Sunday, October 31, 2010

Virtual Desktops

Now here’s a great story about a firm leveraging technology to gain efficiencies. Rory Clements, chief tech systems architect for CB Richards Ellis, a Los Angeles based global real estate company, has undertaken converting CBRE’s 40,000 traditional PCs into virtual desktops. “His guinea pigs: 2,000 London-based executives, surveyors, appraisers and agents. In exchange for giving up their company-issued Windows XP desktops and laptops, Clements is giving each employee access to a virtual copy of a new, more powerful Windows 7 desktop residing in CBRE's private data center.
Using the latest virtualization technology from VMware, Clements can push out a Windows 7 desktop to any PC the employee happens to have handy. It could be an old office XP machine, a personally owned netbook or a computer in an Internet cafe in Kuala Lumpur, for that matter. The employee gets full access to company e-mail, databases and business applications.
Some top CBRE executives will even be able to access their company-issued Windows 7 virtual desktops on their smartphones and tablet PCs.”
While the upfront costs of doing this are huge, the company anticipates huge savings over time. CBRE not only stands to gain cost efficiencies, employees should also become more efficient, thereby increasing productivity.

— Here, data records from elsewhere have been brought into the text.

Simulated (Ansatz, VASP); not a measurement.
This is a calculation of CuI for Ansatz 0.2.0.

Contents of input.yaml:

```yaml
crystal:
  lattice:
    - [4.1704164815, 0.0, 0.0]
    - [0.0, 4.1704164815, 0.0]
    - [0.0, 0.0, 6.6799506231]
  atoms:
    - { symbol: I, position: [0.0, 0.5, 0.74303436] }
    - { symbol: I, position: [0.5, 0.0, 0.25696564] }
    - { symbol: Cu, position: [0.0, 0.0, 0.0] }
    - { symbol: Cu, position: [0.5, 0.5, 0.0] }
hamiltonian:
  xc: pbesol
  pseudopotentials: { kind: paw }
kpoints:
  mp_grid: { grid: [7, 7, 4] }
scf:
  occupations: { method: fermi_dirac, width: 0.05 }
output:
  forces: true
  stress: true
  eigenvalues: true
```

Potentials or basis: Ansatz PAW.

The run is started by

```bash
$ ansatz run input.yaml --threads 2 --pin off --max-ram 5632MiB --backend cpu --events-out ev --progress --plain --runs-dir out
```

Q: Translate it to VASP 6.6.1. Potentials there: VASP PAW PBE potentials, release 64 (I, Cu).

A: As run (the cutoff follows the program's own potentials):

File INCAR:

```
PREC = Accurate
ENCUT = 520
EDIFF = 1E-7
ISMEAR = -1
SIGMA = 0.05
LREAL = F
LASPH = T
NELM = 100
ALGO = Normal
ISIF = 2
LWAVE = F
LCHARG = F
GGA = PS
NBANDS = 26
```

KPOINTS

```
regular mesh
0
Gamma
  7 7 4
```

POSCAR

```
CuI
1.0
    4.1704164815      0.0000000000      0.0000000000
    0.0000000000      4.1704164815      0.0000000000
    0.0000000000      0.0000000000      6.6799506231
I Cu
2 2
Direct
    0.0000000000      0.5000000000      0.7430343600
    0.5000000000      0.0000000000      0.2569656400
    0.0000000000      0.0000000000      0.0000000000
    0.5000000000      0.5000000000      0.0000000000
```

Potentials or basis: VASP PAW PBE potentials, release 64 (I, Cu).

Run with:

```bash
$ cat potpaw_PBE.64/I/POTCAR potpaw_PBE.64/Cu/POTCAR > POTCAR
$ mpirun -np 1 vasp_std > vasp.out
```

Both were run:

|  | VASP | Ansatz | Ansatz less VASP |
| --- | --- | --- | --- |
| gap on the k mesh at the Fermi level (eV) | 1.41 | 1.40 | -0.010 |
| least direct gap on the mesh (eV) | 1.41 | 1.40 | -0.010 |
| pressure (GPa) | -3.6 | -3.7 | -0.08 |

Saturday, October 23, 2010

India's Outsourcing Firms Post Record Growth

  As the outsourcing discussion heats up in class, it’s interesting to see that India’s major outsourcing companies have posted “unprecedented revenue growth,” according to an article on the website InfoTech Spotlight. A sign that outsourcing continues to be a growing trend. The companies, Tata Consulting Services, Infosys Technologies, and Wipro, were last week “all predicting impressive growth this year” and as a result were hiring in large numbers to meet the growing demand. The article posits that Tata Consulting Services is expecting to end the fiscal year with $8 billion in revenues. According TCS’ CEO such growth, given the uncertain economic situation is a positive indication about the global demand recovery going forward. In my opinion, this could also be an indication that companies continue to be cautious about the global recovery and as such are continuing with the trend to remain as lean as possible. The company also said that “all major outsourcing markets showed double digits, Europe leading the pack” and its North American revenues crossed one billion dollars.
 Some of the Tata’s key new clients this year are “Canada's large financial institutions, a Fortune Top 50 Healthcare company, a U.S.-based large banking and financial services institution, the Phoenix Group, a leading publishing and education services provider, a leading grocery retailer, and a leading North American general merchandise retailer.”
 By the way, has anyone seen the NBC comedy Outsourced?

Sunday, October 3, 2010

Nokia


In class we’ve been talking a lot about change. Not just changing technology, but also changing corporate. Our panelists on Thursday talked even more about this. In our discussions we came across companies that willing to embrace change and some that are unwilling to embrace. We also talked about how this willingness or unwillingness to embrace change has affected their businesses. As the discussion continues, I came across an interesting article in the New York Times this past week about Nokia. Nokia is the world’s leading supplier of mobile phones controlling (as of June 2010) 40.3 percent of the world mobile phone market, down from 40.7 percent last year. In the United States, Nokia controls 8.1 percent of the mobile phone market, but in 2002 controlled 35 percent of this said market.
Nokia recently appointed a new CEO, Stephen Elop, and the article discusses the challenges he will face to changing the long standing corporate culture at Nokia, a culture of “complacency” and one heavily influenced by bureaucracy. According to the article Nokia developed a touch screen, internet ready mobile phone years before Apple released the IPhone. However, influenced by their own complacency and bureaucracy managers at Nokia killed the development of the mobile phone.
Now with a new CEO at its helm and it lags behind in the smartphone world, Nokia has reached a kind of cross road. How is the new CEO going to create a corporate culture that is conducive to innovation? How far reaching should these changes be? Or as the world leader in the mobile phone market, should they continue with what they’ve been doing thus far?